Instead, he opened his laboratory and turned his attention to Alexander Graham Bell’s new invention of the telephone. Bell had offered his telephone to Western Union for $100,000, but William Orton, Western Union’s president in what has to be one of biggest misjudgments in corporate history, believed the telephone had no future. But when investors began to show an interested in Bell’s invention, Orton had second thoughts.
Orton asked Edison to review the potential for the telephone. Western Union owned the rights to another version of the “speaking telegraph,” as the telephone was first known, invented by Elisha Gray. In a controversy some still believe was the result of political influence, Bell supposedly beat Gray to the patent office by no more than minutes in filing for his patent on the telephone. Orton was hoping Edison could design a telephone that did not infringe on Bell’s patent so Western Union could compete with Bell if his invention turned into a success.
Bell’s telephone operated by creating variations in the electric current as a person spoke into a mouthpiece that had a diaphragm made of thin metal mounted to it. The change in pressure from the speaker’s voice on the diaphragm varied the current in the line similar to a telegraph operator tapping out the Morse code. At the receiving end, the current would stimulate another metal diaphragm to vibrate accordingly thereby reproducing the sound.
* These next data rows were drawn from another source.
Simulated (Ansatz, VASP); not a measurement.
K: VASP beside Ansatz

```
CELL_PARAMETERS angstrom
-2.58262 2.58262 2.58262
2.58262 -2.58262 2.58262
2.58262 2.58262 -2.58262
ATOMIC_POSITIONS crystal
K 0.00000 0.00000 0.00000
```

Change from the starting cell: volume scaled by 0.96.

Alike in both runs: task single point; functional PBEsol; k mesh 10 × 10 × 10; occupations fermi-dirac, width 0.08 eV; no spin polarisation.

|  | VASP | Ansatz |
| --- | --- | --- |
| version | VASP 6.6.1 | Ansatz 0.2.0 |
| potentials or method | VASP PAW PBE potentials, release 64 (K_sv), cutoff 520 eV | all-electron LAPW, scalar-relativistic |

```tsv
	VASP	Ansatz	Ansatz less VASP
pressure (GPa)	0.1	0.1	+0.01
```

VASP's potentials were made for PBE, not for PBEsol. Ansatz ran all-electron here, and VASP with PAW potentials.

Bell’s invention, however, had two major shortcomings: the transmission of the sound quality was poor and limited to a short distance. From his mastery of electrical circuitry, Edison designed a revolutionary device to improve the sound transmission – the microphone. His carbon-button transmitter, as his microphone was called because of a small, button-shaped cake of carbon that was the key component, not only improved the sound quality, but also the transmission distance. It was so sensitive that a whisper could be heard over a hundred miles away. His transmitter made the telephone a viable commercial product and would be used in the telephone into the 20th century. He eventually sold the United States and British patent rights to his transmitter for $250,000 ($500 million today).
But then, as if the microphone wasn’t remarkable enough, he did something even more so. During his work on the telephone, he and his assistants had conducted hundreds of experiments on sound waves, which were made even more difficult because of Edison’s deafness. Astonishingly, however, because of those experiments, and because he was the kind of person to not let disabilities get in his way, he conceived of a machine to record sound – the phonograph.
He drew a sketch of the machine he wanted made and gave the diagram to his chief machinist, John Kruesi, to construct. Its main feature was a six-inch drum mounted so that it could be turned with a hand crank. Edison plan was to wrap the drum with a piece of tin foil and position a diaphragm with a needle attached to its back so that the needle lightly touched the foil’s surface. When someone spoke into the diaphragm while rotating the drum, the sound waves would cause the diaphragm to vibrate which in turn would cause the needle to etch hair-like grooves into the foil’s surface. Retracing the grooves as the drum was rotated again would cause the diaphragm to vibrate and reproduce the recorded sound. But would it work?
When Kruesi brought the finished machine to Edison, he asked what it would do. Edison told him it would talk. Incredulous, Kruesi and the other assistants gathered around and watched as Edison spoke the words to the nursery rhythm, “Mary Had a Little Lamb” into the mouthpiece as he rotated the foil wrapped drum. To everyone’s astonishment, including Edison’s, when the grooves were retraced, the machine reproduced Edison’s words and in his voice. News of the phonograph caused a sensation. Suddenly, his name was known around the globe. He was now a celebrity.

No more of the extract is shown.